Vantage Point is based on a compelling, if complicated, premise borrowed from the great Japanese director Akira Kurosawa’s masterpiece of individual perspective, Rashômon. It endeavors to determine the truth behind an assassination attempt on the president of the United States by witnessing the event through eight different points of view.

Thomas Barnes (Dennis Quaid) and Kent Taylor (Mathew Fox) are two Secret Service agents assigned to protect President Ashton (William Hurt) at a landmark summit on the global war on terror. When President Ashton is shot mere seconds after stepping onto the stage to deliver a milestone address, pandemonium ensues and Barnes and Taylor must get to the bottom of who was behind the attack before the assassin melts away into the crowd.

Among the onlookers is a diverse laundry list of spectators: Howard Lewis (Forest Whitaker), an American tourist who may have captured the shooter on his camcorder; Rex Brooks (Sigourney Weaver), a cable TV news producer covering the event; Veronica (Ayelet Zurer), a seductress with a pitch black secret; Javier (Edgar Ramirez), an undercover police officer; Enrique (Eduardo Noriega), a black-mailed special forces soldier; and Suarez (Saïd Taghmaoui), the only one who comprehends the big picture.

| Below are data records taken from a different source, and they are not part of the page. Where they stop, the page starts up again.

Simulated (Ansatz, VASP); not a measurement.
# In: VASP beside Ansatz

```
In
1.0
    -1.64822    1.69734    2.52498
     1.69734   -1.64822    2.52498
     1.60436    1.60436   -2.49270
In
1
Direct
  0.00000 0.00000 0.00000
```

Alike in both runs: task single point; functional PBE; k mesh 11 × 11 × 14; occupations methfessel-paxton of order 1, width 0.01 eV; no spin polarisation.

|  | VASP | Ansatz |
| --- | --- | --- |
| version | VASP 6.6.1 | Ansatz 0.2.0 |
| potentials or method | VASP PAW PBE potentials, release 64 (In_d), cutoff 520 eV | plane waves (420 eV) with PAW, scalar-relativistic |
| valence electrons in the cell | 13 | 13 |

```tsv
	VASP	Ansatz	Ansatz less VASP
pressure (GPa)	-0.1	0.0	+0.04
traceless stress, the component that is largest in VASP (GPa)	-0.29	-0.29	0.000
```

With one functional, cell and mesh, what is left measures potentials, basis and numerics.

As the onlookers’ unique perspectives begin to illuminate the various facets of the horrific attack, the puzzle pieces begin to fall into place, fusing, in the end, to reveal shocking motivations and devastating double-crosses lurking just beneath the surface.

Vantage Point’s resolution isn’t nearly as complicated as the film would have you believe, purposely over–engineering the storyline to hide the plot’s obvious shortcomings. Things come together in the end with such a far-fetched degree of contrivance, that we’d have noticed it a lot sooner if it weren’t for all the car chases and pretty explosions. The complexity behind the attack on the president does not reflect a similar complexity of plot, but rather a case of twists and turns to disorientate the equilibrium of viewers’ common sense.

Although the action is supposed to repeat the same brief stretch of time, the filmmakers play fast and loose with the chronology, spending 20 minutes on a scene now that earlier ran for a quarter of that before. Major characters come and go with implausible regularity — assassins and conspirators are dispatched without so much as a hint to their motives.

Vantage Point comports itself with time-honored, industry established, traditional camerawork and editing. Why then does the film come across so lifeless and inert? Vantage Point makes its unfortunate debut in a post-Bourne world still reeling from the impact of Paul Greengrass’ audacious direction, Oliver Wood’s nausea-inducing cinematography and Christopher Rouse’s kinetic editing — a triumvirate juggernaut who have done nothing less than reinvent the action genre. The Bourne films have fundamentally altered the rules and it will be some time before everyone realizes it, much less catches up. Every action thriller from here on out must adapt or risk coming across like some sort of middling, antiquated dinosaur.

Vantage Point, in the hands of Bourne’s crew, would have been the most harrowing, edge-of-your-seat, thrill ride of the year. Instead the film’s unevenness is all the more glaring because of the inevitable comparison.